Democratic gubernatorial candidate speaks at Jones

Daniel Biss holds student-organized town hall


John Lund

Biss speaks to Jones students.

All eyes and ears were on Daniel Biss, the representative of the ninth district in the Illinois state senate. Biss spoke with students from Whitney Young, Walter Payton, and Jones about his campaign for Illinois governor on Feb. 23. This conversation included a broad range of topics, from school funding to gun violence.

Biss kicked off the town hall by addressing Illinois’ tax system.

“If we were to ask [Governor] Bruce Rauner and his $188 million salary to pay a higher tax rate than a CPS teacher, that would be unconstitutional,” he said. “So let’s have a normal tax code, that asks someone like Bruce Rauner to pay his share and use that extra money to fund schools properly across the state.”

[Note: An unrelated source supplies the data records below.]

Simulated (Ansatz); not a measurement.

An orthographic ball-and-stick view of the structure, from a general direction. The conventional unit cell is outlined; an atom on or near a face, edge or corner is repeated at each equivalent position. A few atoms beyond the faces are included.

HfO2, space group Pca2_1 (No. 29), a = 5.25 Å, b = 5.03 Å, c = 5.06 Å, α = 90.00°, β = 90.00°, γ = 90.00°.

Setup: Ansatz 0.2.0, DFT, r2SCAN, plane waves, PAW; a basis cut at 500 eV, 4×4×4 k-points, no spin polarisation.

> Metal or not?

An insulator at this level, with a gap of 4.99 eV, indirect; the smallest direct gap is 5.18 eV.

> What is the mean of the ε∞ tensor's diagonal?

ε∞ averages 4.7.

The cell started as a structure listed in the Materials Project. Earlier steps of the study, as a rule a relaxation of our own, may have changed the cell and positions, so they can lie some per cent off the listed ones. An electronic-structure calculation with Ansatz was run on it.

In light of recent events, Biss also reviewed the Parkland, Florida high school shooting. He further discussed whether student and teachers should be armed.

“I don’t go to high school everyday, and you all do, so I don’t want to pretend that I walk in your shoes,” he replied. “We have a crisis in our hands. It’s easy to laugh at the absurdity of arming teachers or students, but that suggestion means people have concluded that school shootings are inevitable and there’s nothing we can do to change it. I reject that. We should all acknowledge that there’s something profoundly wrong with a society where 30,000 Americans die from gun violence every year. We can not allow this to become the new normal.”

Behind the scenes, Jones students Ellie Lawrence ‘18, Lane Kizziah ‘18, and Lily Stein ‘18 helped in organizing Jones’ first gubernatorial town hall. Along with the student organizers from Whitney and Payton, they were initially interested by the new voter registration age rule. This regulation permits those who will turn eighteen years old by November 6  to vote in the March 20 primary election. This led to their goal– inform other students of this new rule and educate them about the running candidates.

“I went to hear Biss at a town hall in my ward. Originally, going into the town hall, I was a Pritzker supporter, but coming out of it, I was a Biss fan,” Stein said. “Later, I decided to organize a phone bank at my house.”

Stein noticed that candidates weren’t going to high schools, but mostly visiting colleges.

“After talking to people on the phone, we realized that we could go after the younger generation, whereas Pritzker and Kennedy target an older crowd. This is why we wanted Jones to host this town hall,” she said.

In addition, Sadie Heller ‘19 spoke to the town hall’s turnout.

“I was really surprised that there were a lot of people from different schools including parents and teachers,” she said.

Heller noticed the sizable amount of young people present at the event.

“We’re the next generation. Even though I can’t vote this year, I can vote in four years. I think it’s important to host this town hall because people shape the government and these kids are the people. Jones should definitely host another town hall.”